Terraform for dbt Users

They might be more similar than you'd think

If you know dbt, then this post is to help you learn the core concepts of Terraform using the same mental model you use for dbt. You'll see where they're similar and how you can apply the paradigms you use in dbt to Terraform!

Why? Because making connections between what you're learning and something you already know is an effective way to wrap your head around that new topic.

If you know neither, some of the comparisons might seem confusing, but that's okay! You'll hopefully get an understanding of the patterns around both that will make learning either exponentially easier.

Introduction

In the past five years, two libraries have changed the game in their respective spaces: Terraform for cloud infrastructure and dbt for data transformations.

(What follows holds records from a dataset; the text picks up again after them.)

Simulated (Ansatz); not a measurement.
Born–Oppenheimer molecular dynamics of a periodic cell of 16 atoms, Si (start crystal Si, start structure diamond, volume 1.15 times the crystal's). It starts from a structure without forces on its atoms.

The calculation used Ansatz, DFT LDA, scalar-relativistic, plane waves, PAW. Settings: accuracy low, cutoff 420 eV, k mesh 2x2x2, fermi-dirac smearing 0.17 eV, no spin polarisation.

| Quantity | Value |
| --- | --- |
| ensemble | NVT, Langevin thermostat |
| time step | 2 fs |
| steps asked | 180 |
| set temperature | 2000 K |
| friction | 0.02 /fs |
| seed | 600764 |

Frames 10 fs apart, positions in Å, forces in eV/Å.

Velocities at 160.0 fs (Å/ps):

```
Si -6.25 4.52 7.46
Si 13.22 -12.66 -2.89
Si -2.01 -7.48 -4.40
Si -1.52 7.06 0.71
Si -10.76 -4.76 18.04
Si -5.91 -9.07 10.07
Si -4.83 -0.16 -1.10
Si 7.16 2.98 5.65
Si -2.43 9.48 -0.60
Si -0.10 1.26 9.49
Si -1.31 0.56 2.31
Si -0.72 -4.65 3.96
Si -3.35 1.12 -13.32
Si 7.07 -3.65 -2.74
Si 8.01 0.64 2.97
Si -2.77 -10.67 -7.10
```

This post is to give you a basic understanding of what Terraform does and how multiple patterns we love about dbt also transfer to Terraform.

My personal goal is to get dbt users who don't know Terraform excited about it. I want you (if this is you) to get curious about how this can help you in your work and day-to-day life.

I'll have another blog post out soon about where Terraform fits within the current status of the data industry, but this isn't that post. Consider this the prologue. This is to get you excited and wanting to know how it will improve your lives.

Terraform

Terraform is a tool made by the brilliant minds at HashiCorp to solve problems in the new space of cloud computing cloud infrastructure. It popularized the concept of infrastructure-as-code.

I remember when I started using AWS, I looked at my team and asked them:

Wait. You just... click the buttons and you get a computer running virtually for $50,000 a month? And everyone else can change that computer, too? And if you want to prevent other people from messing with your things, you need to figure out IAM policies and roles? And you're okay with all of this?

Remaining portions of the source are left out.